Trying Every Argument
For the past 6 months or so I've been working as a Delivery Principal across a few different accounts and dealing directly and indirectly with various stakeholders. We have had some success at these clients, notably in going through a series of workshops with one sceptical (but not dogmatic) client to illustrate the damage to the business being caused by burgeoning technical debt and the urgent need for us to find a way to start paying it down.
One of our client stakeholders (I'm going to call him "John" in this article, obviously not his real name), however, has shown himself to be virtually immovable despite all evidence. It is John's firm belief that the only reason why delivery is slow is because the developers don't work hard enough. He has said to me more than once, with a straight face, that if he "saw more urgency" things would get done better. He has continually refused our suggestion to put in place a methodology to measure the four key metrics and thus start to understand what "better" or "worse" may mean for the company, he just knows it isn't good enough. He is dogmatically opposed to, amongst other things, pair programming, TDD, any kind of context sharing and the concept of any development team deploying and running its own code.

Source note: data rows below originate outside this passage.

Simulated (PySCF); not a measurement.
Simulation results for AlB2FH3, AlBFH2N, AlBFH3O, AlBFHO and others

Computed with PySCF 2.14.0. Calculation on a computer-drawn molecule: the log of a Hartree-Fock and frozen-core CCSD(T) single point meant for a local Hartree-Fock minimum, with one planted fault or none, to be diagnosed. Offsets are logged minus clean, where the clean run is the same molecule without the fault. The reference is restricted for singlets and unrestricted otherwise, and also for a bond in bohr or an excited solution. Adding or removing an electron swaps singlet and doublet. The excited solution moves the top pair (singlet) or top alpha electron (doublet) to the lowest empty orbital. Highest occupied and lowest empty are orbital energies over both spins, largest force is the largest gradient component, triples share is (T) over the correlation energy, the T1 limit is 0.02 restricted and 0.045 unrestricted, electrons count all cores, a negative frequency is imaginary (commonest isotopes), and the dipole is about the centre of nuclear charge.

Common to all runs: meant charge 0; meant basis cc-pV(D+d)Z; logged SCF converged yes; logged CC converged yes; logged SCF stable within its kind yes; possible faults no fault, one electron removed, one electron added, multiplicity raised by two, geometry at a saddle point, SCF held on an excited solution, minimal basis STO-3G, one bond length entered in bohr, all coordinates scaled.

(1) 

Over the course of the whole engagement, now in the region of 15 months, we have tried many different arguments to attempt to persuade John that it is vitally important for the continued existence of their company that they take seriously the technical debt that has been accumulated and the effect that it is having on their ability to deliver new features in a timely fashion. We have failed in this endeavour. No matter how much we talk about "the weight of opinion in the industry" or "recent research" or "authoritative sources", John refuses to engage in these conversations, because he is so convinced that he is right. It is quite staggering that he seems to think he knows better than, amongst others, Mary Poppendieck, Ward Cunningham, Martin Fowler, Kent Beck, Nicole Forsgren and a host of others that most people would consider to be worth listening to.
The Trigger
The trigger to do something different finally came this month. After the relationship with our client had stagnated for a time and it has become increasingly difficult to engage John in conversation (lockdown has had something to do with this admittedly) we asked our senior leadership team if we could consider how we might accelerate the conversation with our client. We want to get to a stage where we can start to work in the way that we know will be better for all parties or work on our exit strategy from the client. In order to ensure that we had done everything we could before considering walking away from our client, myself and my colleague were asked to put together a proposal to take to John that could "reboot" the relationship and hopefully make it better for everybody.
In His Terms
The substance of our proposal is not very different from something that we proposed just before lockdown. The difference this time is that we know John is not going to respond to any kind of persuasive argument. The only thing we think he may listen to is a finance based argument or an argument that can guarantee, or make more likely, the delivery of features "on time". So I was asked to prepare something that would appeal to John and hopefully that would get him listening to us.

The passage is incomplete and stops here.